A home buyer whose maximum monthly mortgage is C$3,000 can now afford a $519,000-home, from $503,000 previously, according to Stephen Brown, senior Canada economist at Capital Economics.
The new benchmark for home loans with downpayments of less than 20% will be the weekly median five-year fixed insured rate calculated from mortgage insurance applications, the finance department said in a statement. Taking effect on April 6, it replaces the Bank of Canada’s five-year benchmark rate, based on banks’ public rates.
Borrowers will still need to show they can afford a rate two percentage points higher than the benchmark.
Five-year market fixed rates are a little less than 3%, making the qualifying rate below 5%, Laird said. The Bank of Canada’s posted five-year mortgage rate is 5.19%.
Canada introduced the stress test for high-ratio mortgages, which are insured by the government housing agency, in October 2016.

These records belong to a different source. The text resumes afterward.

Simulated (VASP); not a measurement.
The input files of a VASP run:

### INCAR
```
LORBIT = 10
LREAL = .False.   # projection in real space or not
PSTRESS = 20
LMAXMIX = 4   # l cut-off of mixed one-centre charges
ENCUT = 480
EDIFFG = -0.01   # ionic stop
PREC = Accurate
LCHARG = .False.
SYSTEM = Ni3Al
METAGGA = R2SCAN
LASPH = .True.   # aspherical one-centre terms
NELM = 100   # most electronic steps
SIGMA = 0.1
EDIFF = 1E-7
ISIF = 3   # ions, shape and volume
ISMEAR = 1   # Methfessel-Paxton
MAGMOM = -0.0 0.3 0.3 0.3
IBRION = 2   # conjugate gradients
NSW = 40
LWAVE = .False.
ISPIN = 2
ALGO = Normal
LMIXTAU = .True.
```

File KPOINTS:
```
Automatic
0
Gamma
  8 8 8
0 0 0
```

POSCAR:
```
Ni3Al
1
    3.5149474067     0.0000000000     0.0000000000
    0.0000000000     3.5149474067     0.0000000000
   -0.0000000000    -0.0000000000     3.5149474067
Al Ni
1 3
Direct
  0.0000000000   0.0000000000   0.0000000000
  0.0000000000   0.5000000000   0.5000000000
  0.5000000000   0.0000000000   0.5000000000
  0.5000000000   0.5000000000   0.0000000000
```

The Office of the Superintendent of Financial Institutions (OSFI) is also considering the same change to its stress test, introduced in January 2018, for mortgages with downpayments of more than 20%, Canada’s main financial regulator said in a separate statement.
Canada’s biggest banks did not immediately respond to requests for comment.
“Banks in Canada share the goal of ensuring that housing remains stable and well-regulated, while being accessible to those looking to buy homes across Canada’s diverse housing markets,” the Canadian Bankers Association said in a statement.